When John returned home to his family, he wanted to build a boat for family picnics and excursions around Roanoke Island.  His years of experience with boats now combined with skills he had learned from his father made this possible.

 
John Wilson, Sr. was a master carpenter who moved his family to Manteo from Hatteras Island after two “back to back” storms in August of 1899.   The storms had washed many houses off their foundations in Rodanthe, Waves, and Salvo. The senior Wilson went on to build several United States Life-Saving Stations along the Outer Banks including Chicamacomico, and several houses in Manteo including the Theodore Meekins House (now The White Doe Inn) and the Carson W. Davis House. Having grown up helping his father, the junior Wilson was also an accomplished builder.

                                           














     



Drying Juniper


The juniper for the boat came from M. R. White Lumber Company in Camden County.  Moses White took Wilson into the Dismal Swamp to find the perfect juniper tree for the keel.  White squared it and delivered it to the North End along with other juniper lumber for framing andplanking the boat.  The locomotive White used to run his sawmill is preserved and located at Dismal Swamp State Park Visitor Center.

 

The design for Wilson’s picnic boat shows the northern influences he must have observed in and around New York Harbor - as well as a bow stem he admired on a Harkers Island workboat. Never having built a boat any larger than a juniper skiff, Wilson enlisted the help of his friend and renown boat builder, Roy Etheridge, Sr. and a young man who would go on to become the "father of the Carolina Flair," Warren O'Neal.

 

Pictured: Alma Etheridge Wilson and John Ferman Wilson. 

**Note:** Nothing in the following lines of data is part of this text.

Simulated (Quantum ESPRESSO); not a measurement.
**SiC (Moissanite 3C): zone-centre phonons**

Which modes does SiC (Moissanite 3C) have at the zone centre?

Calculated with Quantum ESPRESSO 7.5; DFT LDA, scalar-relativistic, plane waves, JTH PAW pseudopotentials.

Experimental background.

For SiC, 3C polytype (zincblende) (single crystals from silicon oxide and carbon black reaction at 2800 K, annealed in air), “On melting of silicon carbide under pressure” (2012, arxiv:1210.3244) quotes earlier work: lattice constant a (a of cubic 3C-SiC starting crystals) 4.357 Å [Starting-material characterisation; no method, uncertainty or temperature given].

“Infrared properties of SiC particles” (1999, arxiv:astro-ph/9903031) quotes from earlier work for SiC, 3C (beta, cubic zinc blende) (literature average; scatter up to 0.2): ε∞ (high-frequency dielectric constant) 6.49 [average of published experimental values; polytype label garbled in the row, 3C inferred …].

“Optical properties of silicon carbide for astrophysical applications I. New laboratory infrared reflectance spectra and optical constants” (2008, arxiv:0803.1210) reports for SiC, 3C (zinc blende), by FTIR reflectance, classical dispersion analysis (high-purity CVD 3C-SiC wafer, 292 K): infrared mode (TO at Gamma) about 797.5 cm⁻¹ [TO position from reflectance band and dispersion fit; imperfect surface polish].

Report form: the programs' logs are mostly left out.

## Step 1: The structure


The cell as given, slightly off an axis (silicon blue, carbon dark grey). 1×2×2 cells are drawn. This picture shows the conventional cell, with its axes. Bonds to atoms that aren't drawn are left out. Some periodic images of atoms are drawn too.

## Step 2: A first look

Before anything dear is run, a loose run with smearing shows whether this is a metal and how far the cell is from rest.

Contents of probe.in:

It took a couple of years to finish the boat, which was outfitted with a GM DETROIT 4-71 diesel engine. The completed DEEPWATER found her first home in Manteo at Brinkley's Boathouse, located where Marshes Light Marina is today. With his wife, his three children, their spouses, and three of his four grandchildren, John Wilson, Jr. enjoyed regular Saturday picnic cruises around the island.  The picnic was always the same: cold fried chicken, pimento and cheese sandwiches on white bread with the crust cut off, potato salad and deviled eggs, followed by Alma Etheridge Wilson's well-known multi-layered chocolate cake. There was always plenty of sweet iced tea and Vienna Fingers on board.

 

                                                     

 

By 1959 John wanted a smaller, faster boat.  His daughter-in-law's father, Delton Ivey Dowdy, had recently retired from a long career in the U.S. Coast Guard and had been running a private boat, the CONNIE DIONE, for the John Wood family.   Born in 1904 in the village of Otila (now a part of Kitty Hawk), Delton Dowdy was looking for something more to do.  His sister's husband, Herbert Perry, one of the first captains on the Outer Banks to take fishing parties out on his workboat, the MILDRED I, suggested he would enjoy seasonal charter fishing. Dowdy approached Wilson about buying the DEEPWATER.  

 

                                            



                            












 


They agreed on a price of $6,000.00 and the DEEPWATER made her way to Perry's dock in Kitty Hawk where boatbuilder Allen Hayman added the flybridge and made her ready for sport fishing. For many years the DEEPWATER made her winter home in Dykster's Ditch, and spent summers at the newly opened Oregon Inlet Fishing Center, owned by H.A. Creef. Captain Dowdy did indeed enjoy sport fishing. His mate was his nephew, Herbert's son, Carlis Lee Perry. They fished together for a few seasons until Dowdy bought himself another boat for inlet fishing and Lee Perry became the captain of the DEEPWATER, taking fishing parties offshore. In 1966 Dowdy sold the DEEPWATER to Lee Perry, who continued to fish the DEEPWATER for 25 more years. With Captain Perry at the helm, the DEEPWATER had a long, distinguished and memorable life at Oregon Inlet. The local fishing term “soda crackers on the bridge” originates with Captain Lee. Many mates worked for Perry over the years.  If a game fish was caught, Lee would say it was because of the bait.  If a marlin was lost, it was always the mate’s fault.  Lee would fire them right then and there.  Some mates were fired twice in the same day.  Despite multiple firings both Snookie Johnson and Murphy Creef spent many summers on the DEEPWATER.

 

                                                                                                       

 



















After Captain Perry's death the DEEPWATER, too old, too slow, and completely outdated, was sold in 1991 to Captain Buddy Cannady and his stepson Captain Bobby Croswait. They were building a modern sport fishing boat and bought her for the engine. The builder’s grandson, John Wilson IV, bought the old boat without engine from Croswait for $5,000.00.  The younger Wilson and his father, Jack Wilson (John III), hired Calvin Gibbs Construction to build a barn for the boat back in the same pasture where she was originally constructed some 38 years before.  Lish Meekins from Wanchese moved the boat into the barn (pictured below in new barn).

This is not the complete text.